Spring brings varying temperatures and weather patterns that can be a challenge for drivers. The Missouri State Highway Patrol offers reminders for driving safely during spring.
Spring brings varying temperatures and weather patterns that can be a challenge for drivers. The Missouri State Highway Patrol offers these reminders for driving safely during spring:
Heavy rain can cause flooding, and spring showers will certainly spawn flash flooding. Never drive through fast-moving waters; even a small amount of fast-moving water can sweep a slow-moving vehicle off the roadway. If your vehicle becomes stuck in rising water, get out quickly and move to higher ground. Respect barriers or barricades put in place by the Missouri Department of Transportation (MoDOT); they are there to protect you. Going around a barrier placed by MoDOT is against the law.
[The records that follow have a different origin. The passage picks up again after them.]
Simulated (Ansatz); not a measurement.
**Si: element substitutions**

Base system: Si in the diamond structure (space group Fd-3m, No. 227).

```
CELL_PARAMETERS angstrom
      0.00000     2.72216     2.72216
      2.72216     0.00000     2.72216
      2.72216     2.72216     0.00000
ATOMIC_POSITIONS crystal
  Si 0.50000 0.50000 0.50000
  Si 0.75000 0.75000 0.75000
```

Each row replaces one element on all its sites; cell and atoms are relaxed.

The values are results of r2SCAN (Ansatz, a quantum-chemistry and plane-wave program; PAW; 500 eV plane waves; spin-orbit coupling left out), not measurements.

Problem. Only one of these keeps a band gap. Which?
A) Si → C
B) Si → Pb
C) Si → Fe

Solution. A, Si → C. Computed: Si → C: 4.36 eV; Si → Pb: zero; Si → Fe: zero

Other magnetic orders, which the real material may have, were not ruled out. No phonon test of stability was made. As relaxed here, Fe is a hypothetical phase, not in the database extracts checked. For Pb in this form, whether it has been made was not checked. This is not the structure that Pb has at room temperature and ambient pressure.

Widely varying temperatures can leave roadways or bridge floors covered with frost. Even though roads appear to be clear, it is important to slow down and watch for slick areas, especially early in the morning. Temperature changes also cause fog to develop. Drivers need to slow down, turn on their headlights, and be prepared to stop in foggy conditions.
Weather conditions requiring the use of windshield wipers are usually those that affect visibility. Motorists are reminded that Missouri law requires them to turn on their vehicle’s headlights any time they are using the windshield wipers. It only takes a second to turn on your vehicle’s headlights. That same second could make you more visible to other drivers and prevent a traffic crash.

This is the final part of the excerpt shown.